Study: New Mexico Housing Increasingly Unaffordable
New Mexico’s state logo is “The Land of Enchantment,” but new information would suggest “The Land of Unaffordable Housing” would also be appropriate.
According to an Albuquerque Journal report, an analysis of recent National Low Income Housing Coalition by the New Mexico Coalition to End Homelessness has concluded that New Mexico residents only earning the state’s $7.50 per hour minimum wage are unable to secure affordable rental units in the local housing markets. Fair market rent for a two-bedroom apartment that meets U.S. Department of Housing & Urban Development (HUD) quality standards for affordable housing averages at $835 per month; in Bernalillo County, which is home to Albuquerque, the average is $941 per month. A 2015 report from New Mexico Voices for Children determined there were more than 95,000 people in New Mexico who were over the age of 20 and in the minimum wage workforce, with most being heads of households and more than one-third having one or more children.

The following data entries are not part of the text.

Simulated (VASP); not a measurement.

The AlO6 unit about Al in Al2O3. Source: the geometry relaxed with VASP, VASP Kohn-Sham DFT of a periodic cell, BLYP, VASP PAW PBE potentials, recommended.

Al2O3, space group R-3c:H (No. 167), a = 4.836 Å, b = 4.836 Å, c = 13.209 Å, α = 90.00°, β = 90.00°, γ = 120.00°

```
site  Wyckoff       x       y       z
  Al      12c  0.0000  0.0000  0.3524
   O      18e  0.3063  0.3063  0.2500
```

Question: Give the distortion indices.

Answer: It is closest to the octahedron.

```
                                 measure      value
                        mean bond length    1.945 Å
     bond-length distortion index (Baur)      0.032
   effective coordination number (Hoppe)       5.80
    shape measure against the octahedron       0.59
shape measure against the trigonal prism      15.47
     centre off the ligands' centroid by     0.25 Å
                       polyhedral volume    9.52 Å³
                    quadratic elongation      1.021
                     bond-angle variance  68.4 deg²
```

“What the study tells us is that there is no county anywhere in New Mexico where a 40-hour-a-week minimum wage job gets you any kind of decent housing,” said Hank Hughes, executive director of the New Mexico Coalition to End Homelessness. “Obviously the minimum wage needs to be higher, probably at least $15 an hour, which gets us close, but we also need more subsidized housing for people who live on fixed incomes and people with disabilities, because a raise in the minimum wage doesn’t really help them [because they are usually not working].”